Edmonton  is the capital of Canadian province of Alberta. With an area of over 600 square kilometers, prepare yourself for some walking if can't get a lift out of the city. It is preferable to avoid hitching out of Edmonton during the winter months as temperatures can fall below -30° for many days at a time. This can be dangerous if you are not prepared for it. One would hope that drivers would be more willing to stop for a hitchhiker in the bitter cold, but don't assume this to be the case. Hitching outside of the city limits is perfectly legal, as far as I know. Hitching inside the city will save you some walking and you most likely won't have any problems with the police if you are not causing any danger. An Edmonton Transit System bus fare pays for a complete journey, including transfers for up to 90 minutes which should be enough to cross the whole city.
Highway #2 heads south as Calgary Trail (103/104th street), splitting Edmonton in half. A good spot to start hitching is just south of Ellerslie Road. Bus 49 from Heritage terminal will take you to Ellerslie road. From here it is approximately a 3 hour drive to Calgary.
West toward Jasper
Highway #16 crosses Edmonton's north end as the Yellowhead Trail. Heading west it is 4 hours to Jasper National Park. Bus 126 from Westmount terminal will take you to 184 st. Walk north from there a few hundred meters to the Yellowhead. It may be a bit tricky to hitch there but there is an on-ramp.

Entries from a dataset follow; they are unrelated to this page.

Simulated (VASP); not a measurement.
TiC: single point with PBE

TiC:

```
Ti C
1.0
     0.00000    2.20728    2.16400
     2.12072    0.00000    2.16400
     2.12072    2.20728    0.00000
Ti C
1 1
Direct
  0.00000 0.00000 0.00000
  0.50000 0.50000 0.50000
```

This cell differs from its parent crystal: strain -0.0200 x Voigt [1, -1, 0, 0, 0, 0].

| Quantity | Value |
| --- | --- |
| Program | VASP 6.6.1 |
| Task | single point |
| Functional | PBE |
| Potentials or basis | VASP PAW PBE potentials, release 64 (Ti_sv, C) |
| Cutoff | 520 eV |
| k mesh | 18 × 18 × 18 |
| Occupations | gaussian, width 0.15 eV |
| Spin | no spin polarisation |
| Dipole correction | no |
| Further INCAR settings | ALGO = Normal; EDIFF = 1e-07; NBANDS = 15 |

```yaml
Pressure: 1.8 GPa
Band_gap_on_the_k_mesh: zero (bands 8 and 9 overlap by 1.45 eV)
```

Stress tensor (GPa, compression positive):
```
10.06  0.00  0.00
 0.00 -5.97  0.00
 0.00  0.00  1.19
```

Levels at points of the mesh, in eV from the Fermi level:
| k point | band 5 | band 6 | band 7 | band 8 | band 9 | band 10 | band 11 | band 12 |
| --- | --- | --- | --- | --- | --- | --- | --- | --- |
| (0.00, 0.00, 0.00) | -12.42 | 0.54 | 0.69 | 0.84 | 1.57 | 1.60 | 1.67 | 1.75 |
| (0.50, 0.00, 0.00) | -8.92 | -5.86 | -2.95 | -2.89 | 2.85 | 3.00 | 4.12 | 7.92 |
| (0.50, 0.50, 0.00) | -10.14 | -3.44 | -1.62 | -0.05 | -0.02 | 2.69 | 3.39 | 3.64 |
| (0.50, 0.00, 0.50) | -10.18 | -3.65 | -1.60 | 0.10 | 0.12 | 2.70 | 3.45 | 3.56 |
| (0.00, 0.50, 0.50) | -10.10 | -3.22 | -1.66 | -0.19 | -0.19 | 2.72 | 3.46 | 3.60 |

Recent construction in Edmonton of the Anthony Henday ring road makes hitching west difficult. The interchange between Anthony Henday Drive and Hwy 16 is constantly changing, making this area confusing for local motorists and hitchikers alike.
One location that provides a good on-ramp would be the overpass where 16A meets Hwy 16. There should be less local traffic and more long-distance traffic. This location is however 30 kilometers from the outskirts of Edmonton.
Your best bet is probably to try hitchhiking from the truck stop on the south side of the junction between Hwy 60 (Devonian Way) and Hwy 16, although it is still 5-6 km from the outskirts of the city. It also has a good on-ramp.
East toward Saskatchewan
The best spot for going east is right beside the Rundle Golf Club. Type this into google earth, (edmonton, rundle golf club) and you'll see the ramp just north of it. Take the number 8? Or whatever bus it is that gets you to Abbotsfield station and walk back 100 meters across the street, by the lights and you'll see the sign that says 'Victoria Trail and Trans Canada', take the trans Canada.
There is also a truck stop just outside the city at the junction of Broadmoor Blvd. and Hwy 16, although it is in Sherwood Park and might not be very accessible.
North towards British Columbia, Yukon
If you are heading towards Fort McMurray, Highway #28 cuts up the middle of Edmonton's north end as 97th street. Bus 163 can be taken from Northgate terminal up to 176th ave which is close to the northern city limits.
If you are heading north-west towards northern British Columbia, the Yukon and Alaska, head west as described above. About 40km after leaving Edmonton, Highway #43 turns to the north. This is what becomes the Alaska Highway (just 2500km to Alaska!).